“Foundations” – A Q&A with Jennifer Ratay, Program Officer for Organizational Effectiveness
“Foundations” is an occasional series of informal question-and-answer sessions with employees and others affiliated with The William and Flora Hewlett Foundation to give them an opportunity to explain their work.
Jennifer Ratay is an officer with the Foundation’s Philanthropy Program, which works to improve the practice of philanthropy within the larger philanthropic community and within the Foundation. She leads the Foundation’s organizational effectiveness program, which makes grants to strengthen the organizational health of Hewlett grantees. She also works with senior Foundation management to promote strategic grantmaking within Hewlett through planning, evaluation, and cross-program learning, among other activities.
Ratay has a decade of experience working in nonprofit, public sector, and multinational organizations. Before joining the Foundation, she was associate director of the public management program for the Center for Social Innovation at Stanford University’s Graduate School of Business. She served as a consultant to the Aspen Institute’s Comprehensive Community Initiatives work and as a legislative aide to U.S. Representative Marty Meehan, for whom she managed energy, environment, foreign affairs, and international trade policy work. Ratay has a B.A. in government and environmental studies from Dartmouth College, where she was selected for membership in Phi Beta Kappa, and an M.P.A from Princeton University’s Woodrow Wilson School of Public and International Affairs.
How does the Hewlett Foundation help its grantees become more effective?
Our premise is that healthy, well-managed organizations are more likely to achieve their goals, so some grantees also receive targeted grants designed to strengthen their organizations. We make these so-called organizational effectiveness grants in collaboration with the Foundation officers working in our different program areas. These relatively small, targeted grants are designed to enable the recipients to focus on how well their organizations function, as opposed to the field or cause on which they work. Typically, grantees use these funds to hire outside consultants who help them think through issues related to planning, fundraising, leadership transition, and developing board members’ governance skills, among other topics.
Each year, the Philanthropy Program also works with the Foundation’s communications department to conduct the Hewlett Communications Academy, which trains grantees to think through strategies to be as effective as possible, and then develop messages to convey those strategies.
What characterizes a healthy, well-managed organization?
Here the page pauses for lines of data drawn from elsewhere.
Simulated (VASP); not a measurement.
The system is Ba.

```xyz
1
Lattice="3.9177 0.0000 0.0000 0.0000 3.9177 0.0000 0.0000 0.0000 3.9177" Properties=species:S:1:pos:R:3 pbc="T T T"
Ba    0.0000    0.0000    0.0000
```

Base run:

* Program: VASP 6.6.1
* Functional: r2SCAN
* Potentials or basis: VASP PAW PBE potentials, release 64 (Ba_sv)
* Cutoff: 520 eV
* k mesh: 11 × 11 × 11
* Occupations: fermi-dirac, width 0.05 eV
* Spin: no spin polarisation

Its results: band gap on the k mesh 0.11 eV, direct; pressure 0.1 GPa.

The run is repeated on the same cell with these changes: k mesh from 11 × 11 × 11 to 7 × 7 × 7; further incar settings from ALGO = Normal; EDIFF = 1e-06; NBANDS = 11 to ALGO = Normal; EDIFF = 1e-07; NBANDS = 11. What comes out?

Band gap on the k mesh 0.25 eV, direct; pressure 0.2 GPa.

Typically it has a combination of strong governance, strong leaders, and effective systems for management. It’s also able to adapt to changing circumstances in the field in which it works. And its people are committed to continually reassessing how well they are moving toward their goals.
Do organizational effectiveness grants typically go to nonprofit organizations of a particular size?
No, it’s all over the board. We fund large, international organizations as well as small, community-based groups. Part of the reason is simply the life cycle of all organizations: they need different things at different stages of development, from their founding, to the departure of leaders, to rethinking their goals as the world changes.
But issues the organization wants to tackle do vary with its size. A common problem for small organizations is having just one or two people in charge of all functions. As an organization grows and matures, staff members need to specialize in certain tasks, and an outside consultant can be helpful in guiding them in that direction. Sometimes when a founder leaves, a consultant can help an organization develop new leadership.
The issues large nonprofits might address with an organizational effectiveness grant can be broader. Board development is important. Board members often need to define what their roles are and the most productive ways to relate to an organization’s executive director. Ultimately, what you want is a board that isn’t micromanaging, but focusing on strategy.
What is the process for getting an organizational effectiveness grant?
Usually, a grantee will make a proposal to a program officer during their work together. Of course, the program officer might also see areas where a grantee would be helped by an organizational effectiveness grant and suggest an application. The grant program is structured to be flexible. We can make these grants at any time, not just when the Hewlett Board meets to approve overall program grants. This enables recipients to embark on needed improvements in a timely way.
How large are these grants, and how big is the program overall?
They typically range in size from $20,000 to $80,000. In the five years since we started the program, we’ve made more than 200 organizational effectiveness grants averaging slightly more than $32,000. Most have been targeted to help organizations with strategic planning; the next most common uses have been designing systems of evaluation and fundraising projects. Most grants last about a year.
We’re making twice as many organizational effectiveness grants now as we did in the program’s first year. In 2008, the program made 59 grants totaling about $2.4 million.
What happens once a nonprofit receives an organizational effectiveness grant?
Typically, if the grant is for strategic planning, the recipient hires an outside consultant to give some perspective on what actions would be helpful. The consultant interviews board members, collects data, and generally tries to ascertain an organization’s strengths and weaknesses, particularly in relation to other players in its field. From that, a thoughtful plan can be developed.
The types of work a consultant might do can vary considerably. The strategic planning I just described is the most common use of organizational effectiveness grants. But to meet other needs, a consultant might analyze how an organization’s board functions, plan executive transitions, or help design a system to evaluate its work.
What kinds of needs are you seeing among grantees lately?
In today’s difficult economic climate, when a lot of organizations are strapped for funding, many need to take a step back to see if they can achieve both their short- and long-term goals. We’re starting to hear more interest in exploring a range of collaborations with other organizations, from loose affiliations where some organizational functions can be shared to outright mergers.
What if an organization needs equipment or staff to become more effective? Could it use an organizational effectiveness grant for that purpose?
No, usually those needs are met through a regular program grant. The Foundation makes a lot of general operating grants, and organizations can use that money as they see fit.
How do you measure the success of an organizational effectiveness grant?
We ask a grantee certain questions to try to assess the effect a grant has had: Did the project meet its goals, and why? And did meeting those goals change its behavior in a way that increased the organization’s impact?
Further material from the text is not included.